Skip to content

SBT/Mill plugins (and a CLI) to install C/C++ dependencies using Vcpkg (https://vcpkg.io/en/index.html), with Scala Native integration

Notifications You must be signed in to change notification settings

indoorvivants/sn-vcpkg

Repository files navigation

sn-vcpkg

Utilities and build tools to work with vcpkg C/C++ dependency manager

If you are in a rant-reading mood, please refer to motivation.

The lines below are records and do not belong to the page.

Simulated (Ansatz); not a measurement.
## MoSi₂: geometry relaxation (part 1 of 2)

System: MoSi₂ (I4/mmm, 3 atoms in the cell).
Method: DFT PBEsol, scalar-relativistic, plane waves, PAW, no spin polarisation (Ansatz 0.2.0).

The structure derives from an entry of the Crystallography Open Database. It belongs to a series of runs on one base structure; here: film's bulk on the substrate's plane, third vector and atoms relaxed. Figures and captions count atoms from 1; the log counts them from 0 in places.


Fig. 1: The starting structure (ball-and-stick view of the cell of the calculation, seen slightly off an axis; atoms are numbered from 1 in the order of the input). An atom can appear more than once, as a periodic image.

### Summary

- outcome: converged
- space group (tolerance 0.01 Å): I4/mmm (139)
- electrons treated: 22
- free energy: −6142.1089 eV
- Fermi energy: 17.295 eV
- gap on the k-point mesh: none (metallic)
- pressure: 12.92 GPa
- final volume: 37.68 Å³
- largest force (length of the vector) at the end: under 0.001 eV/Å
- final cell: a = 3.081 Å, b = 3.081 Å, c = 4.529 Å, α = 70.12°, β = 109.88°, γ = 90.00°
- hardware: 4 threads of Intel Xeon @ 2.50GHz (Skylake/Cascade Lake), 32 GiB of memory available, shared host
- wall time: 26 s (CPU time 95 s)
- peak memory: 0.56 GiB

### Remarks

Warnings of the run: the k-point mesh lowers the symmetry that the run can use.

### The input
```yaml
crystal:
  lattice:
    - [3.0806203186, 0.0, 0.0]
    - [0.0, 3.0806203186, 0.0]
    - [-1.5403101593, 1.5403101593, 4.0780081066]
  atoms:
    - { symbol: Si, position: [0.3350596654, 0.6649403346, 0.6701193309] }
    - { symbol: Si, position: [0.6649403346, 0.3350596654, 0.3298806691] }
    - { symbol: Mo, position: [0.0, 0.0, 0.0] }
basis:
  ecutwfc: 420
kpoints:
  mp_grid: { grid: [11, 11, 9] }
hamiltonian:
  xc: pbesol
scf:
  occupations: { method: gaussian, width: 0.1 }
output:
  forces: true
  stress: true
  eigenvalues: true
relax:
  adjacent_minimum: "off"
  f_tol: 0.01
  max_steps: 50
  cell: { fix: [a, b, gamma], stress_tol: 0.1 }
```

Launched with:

If you want to update this documentation file, don't edit it directly - edit docs/README.in.md and run sbt updateDocs. It's annoying, but this document contains compiled snippets of code which I want to prevent from going out of date

Usage TLDR: most likely you want to take a look at SBT plugin or Mill plugin

Vcpkg and native dependencies 101

  • By native dependencies we mean C/C++ libraries
  • Usually distributed as sources (but some distributions contain pre-built artifacts, like gtk)
  • Usually built on user's machine
  • Contain following artifact types:
    • Binary
      • dynamic libraries (needed at runtime and linktime)
      • static libraries (needed at linktime)
    • C/C++ headers (optional, needed for compile time)
    • pkg-config files *.pc (optional, provide a recipe for constructing the correct clang/gcc flags to use the dependency)
  • vcpkg contains lots and lots of pre-made recipes for popular libraries, with aim to work on Linux, MacOS, and Windows
  • vcpkg works as both a CLI installer (vcpkg install cjson) and as manifest installer (vcpkg install vcpkg.json) with dependencies specified in a JSON file :)
  • vcpkg can bootstrap itself from a cloned repo :)
  • vcpkg can install libraries into a custom location (instead of system-wide) making caching and isolation easier :)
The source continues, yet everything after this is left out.